Last week I was accepted into the Palm Pre developer program - its been closed to the general public and requires an application. I'm looking forward to learning how to develop applications for this device which will help to expand my skill set and understanding of multitouch design.What is interesting is that the multitouch platform, by which I mean the hardware, operating system and SDK, has a huge impact on multitouch design.
Developing multitouch applications specific to a platform is really the best experience. A single device and OS provides you with a known set of capabilities and idiosyncrasies that make development (once you understand the capabilities and idiosyncrasies) much easier than a platform independent solution.
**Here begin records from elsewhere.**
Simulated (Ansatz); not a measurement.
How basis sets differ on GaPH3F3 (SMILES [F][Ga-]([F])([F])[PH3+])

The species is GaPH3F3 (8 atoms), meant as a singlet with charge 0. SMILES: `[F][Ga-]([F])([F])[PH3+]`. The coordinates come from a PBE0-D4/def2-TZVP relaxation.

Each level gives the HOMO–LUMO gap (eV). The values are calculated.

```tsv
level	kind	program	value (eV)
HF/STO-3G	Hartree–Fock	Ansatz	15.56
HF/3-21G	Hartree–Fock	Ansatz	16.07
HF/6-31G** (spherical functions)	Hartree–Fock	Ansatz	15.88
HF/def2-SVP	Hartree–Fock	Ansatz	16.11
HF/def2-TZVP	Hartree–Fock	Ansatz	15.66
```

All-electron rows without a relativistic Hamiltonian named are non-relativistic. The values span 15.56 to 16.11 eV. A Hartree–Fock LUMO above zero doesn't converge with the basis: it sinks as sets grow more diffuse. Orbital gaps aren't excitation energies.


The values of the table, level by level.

While I'm an advocate of promoting platform independent multitouch APIs (I've even posted about developing one for the Java Programming Language) I know from years of Java experience that developing platform independent applications has some serious pitfalls - the biggest being different behavior on different platforms. This was a really serious issue with Java desktop development back in the mid to late 90's but is less of a concern today. That said, accounting for different capabilities and behaivors on different platforms remains a major hurdle for developers of Java mobile applications.
What will be interesting is when Windows 7 is released and implemented across so many different computational devices and input screens. I suspect that there will be some major head-aches ahead for all of us on that front. Still I'm excited about how Windows 7 is going to grow the user base of mutlitouch.